Why You Should Care About Facebook’s New Timeline
Facebook is taking a social platform where it needs to go
There is one constant in the universe: people hate change.
Last night, I turned on my Facebook timeline and published the new profile format to get a first-hand feel for the direction Mark Zuckerburg, CEO of Facebook, is trying to take his company.
I’m amazed. For the first time, I can see months of statuses, photos and videos I’ve posted to my Facebook wall at a glance. Facebook’s usually clunky design now looks a lot more like a slick magazine. It is easy to read, fun to explore and very visual.
I understand that change is hard on people and a tsunami of complaints is already on its way. However, despite the newness of our favorite, free social media platform, this is exactly the social media experience I’ve been waiting for.
Here are some reasons I believe you should stop and pay attention to the direction Facebook is going:
You Are Your Story. The story is the essence of human communication. As humans, we use the story to share experiences, relate to each other, provide context for our human condition and help us understand abstract concepts. The story is what propels writing and what fuels journalism. We crave stories and we need them both to make sense of, and relate to, the ever changing world around us. Facebook developers realize this and have taken the humble status and given it a stage. Your statuses are the milestones of your life. Rather than having your milestones disappear after they reach the bottom of the page, now all of your states are easy to find with a timeline on the side and you can now pull out important events and add them to your timeline, filling in your story from the beginning.
The Internet is a Visual Medium. Facebook is savvy to understand that we crave visual information; we come to the Internet not just to read but to look at photos and watch videos. The new timeline creates two nicely designed columns of visual content to draw visitors in. Your life is now a curated display of the highlights of your human experience. We connect to each other through photos and visuals on a deeper level than with text, and Facebook understands that the platform that makes it easy to leverage visual content is the one people are going to keep coming back to.

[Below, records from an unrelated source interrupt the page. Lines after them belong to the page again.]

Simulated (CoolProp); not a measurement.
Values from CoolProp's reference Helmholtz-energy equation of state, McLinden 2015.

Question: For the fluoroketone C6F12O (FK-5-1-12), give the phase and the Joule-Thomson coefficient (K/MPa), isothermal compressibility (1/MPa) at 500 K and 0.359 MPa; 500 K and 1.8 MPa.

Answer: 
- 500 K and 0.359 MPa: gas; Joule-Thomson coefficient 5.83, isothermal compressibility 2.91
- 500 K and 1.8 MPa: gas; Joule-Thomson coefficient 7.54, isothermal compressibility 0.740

Sharing Media Means More Than Posting. I’m a fan of Spotify, the free (for now) music sharing service that connects you to your Facebook friends and shows you what they like to listen to. Now app developers like Spotify can push what you are listening to into the ticker news feed on the side. Do you see your friend listening to a Lady Gaga song in the afternoon? Click on the song title and you can listen to the same song at the same time. It’s a brilliant way to spread music through social networks. It doesn’t stop with music, either — it will happen with video streaming sources like Netflix and Hulu. Find your college roommate watching a zombie flick during the workday? You can click on the link and watch it yourself. This process helps us relate and gives us shared experiences. In this way, the social network gives us much more than just conversation.
We Need Context. As humans, we crave context. Context helps drive our decisions and frames how we perceive the world around us. In a social environment, we want to know who somebody is: Where did they go to school? How old are they? Who are they friends with? Where do they work and what do they do for a living? Contextual information helps us relate to each other, find common ground and build meaningful, fulfilling relationships with each other. The new Facebook timeline does a good job at providing instant context for us to get to know each other. We still have a profile photo, but can now add a cover photo – an image you select that says something about you. Our info is still at the top, however the junky navigation items that got in the way are gone, allowing us to gain context without the clutter.